Point out that the People's Committees arose in South Korea immediately after the liberation of Korea from the Japanese, even before the American troops arrived in South Korea. Point out that the People's Committees are not an informal form of government or one introduced from outside but that they arose as a result of the creation of the masses themselves and that they have a deeply popular nature, and therefore they are the most acceptable and proper form of government in a democratic Korea. Point out that the Korean people are striving to make their country a People's Republic in which authority should belong to the People's Committees from top to bottom. This is why the Korean people created their People's Committees everywhere immediately after Korea's liberation from the Japanese and formed their own Government of the People's Republic on 6 September 1945.

     Therefore the D.N.F., expressing the democratic aspirations and wishes of the Korean people, have repeatedly declared in their platform, statements, appeals, and slogans the need to hand over all power to People's Committees elected by the people and now once again reiterates its demand.

2. A small group of Korean reactionaries, among whom a considerable number are pro-Japanese elements who previously actively collaborated with the Japanese and helped the Japanese oppress and rob the Korean people, oppose a transfer of power to People's Committees and the formation of a government of the Korean Republic in Korea.

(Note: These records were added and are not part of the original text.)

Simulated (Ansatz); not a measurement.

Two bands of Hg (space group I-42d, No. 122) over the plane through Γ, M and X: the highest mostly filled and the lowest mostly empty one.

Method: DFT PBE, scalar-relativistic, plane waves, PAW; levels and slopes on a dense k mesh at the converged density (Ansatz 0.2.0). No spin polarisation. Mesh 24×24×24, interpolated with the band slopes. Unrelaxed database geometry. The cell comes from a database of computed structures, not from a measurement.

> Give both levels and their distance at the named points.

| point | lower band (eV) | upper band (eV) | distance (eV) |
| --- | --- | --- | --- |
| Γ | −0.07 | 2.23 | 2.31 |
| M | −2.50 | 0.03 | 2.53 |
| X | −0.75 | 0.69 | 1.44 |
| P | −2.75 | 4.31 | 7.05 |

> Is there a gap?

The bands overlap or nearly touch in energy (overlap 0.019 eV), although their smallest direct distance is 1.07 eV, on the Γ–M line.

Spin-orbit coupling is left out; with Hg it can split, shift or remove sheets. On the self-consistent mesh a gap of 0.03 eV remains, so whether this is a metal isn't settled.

Pro-Japanese elements and incorrigible Korean reactionaries, trying to paper over and conceal their crimes against the Korean people, are trying to suck up to and curry favor with the American military command, and are trying to work their way into their trust, and toward these ends they slander leftist parties and public organizations, manual laborers, white-collar workers, and intellectuals with all sorts of tales. These enemies of the Korean people are trying in every way to get the American military command to quarrel with democratic leftist parties and public organizations, but they themselves are trying to gain power at any price in order to oppress and exploit the Korean people as before, as under the Japanese.

Deceiving the people and covering themselves with the false slogan of struggling against a trusteeship, these enemies of democratic Korea oppose the Moscow decision about Korea since this decision is directed against the pro-Japanese reactionary elements hostile to the people and is in complete accord with the interests of the Korean people inasmuch as its provides for the rapid elimination of the disastrous consequences of the long Japanese domination of Korea, the creation of a democratic Korean government, guarantees the complete independent statehood of Korea, and provides friendly aid to the Korean people from the four great democratic powers.

Reactionary and pro-Japanese elements have wrecked the work of the Joint Soviet-American Commission with their provocative statements against the Moscow decision and thus postponed the moment of Korean unification and the creation of a Korean democratic government.

Now they want to lay the blame on others for wrecking the work of the Joint Soviet-American Commission.

The American military command has no reason to support and trust these reactionary anti-people elements and not to trust and support the many millions of Korean people whose patriotic desires, ambitions, and aspirations are expressed by the D.N.F. The American military command and Military Administration would have considerably greater authority and respect among the people and would solve the problems with which they are faced considerably faster [inserted by hand: by listening to the voice of the D.N.F. and] if in their work they relied on democratic parties and the public organizations in the D.N.F. which express the will of the absolute majority of the Korean people.

3. In the name of the Korean people the D.N.F. declares that it is ready to act in close cooperation with the American military administration in holding national [narodnye] democratic elections to the local government bodies of South Korea, the People's Committees.

Local government bodies - People's Committees - should be elected on the basis of universal, equal, and direct elections with a secret ballot.

All citizens of South Korea who have reached the age of 20 should enjoy voting rights regardless of their [Translator's note: two words are crossed out there, the second of which is prinadlezhnosti ("affiliation"); the first may be natsional'noy ("ethnic")] faith, residential status [osedlost'], educational qualifications, social origin, and property holdings with the exception of the mentally ill and national traitors - pro-Japanese elements who actively collaborated with the Japanese and helped the Japanese oppress the Korean people.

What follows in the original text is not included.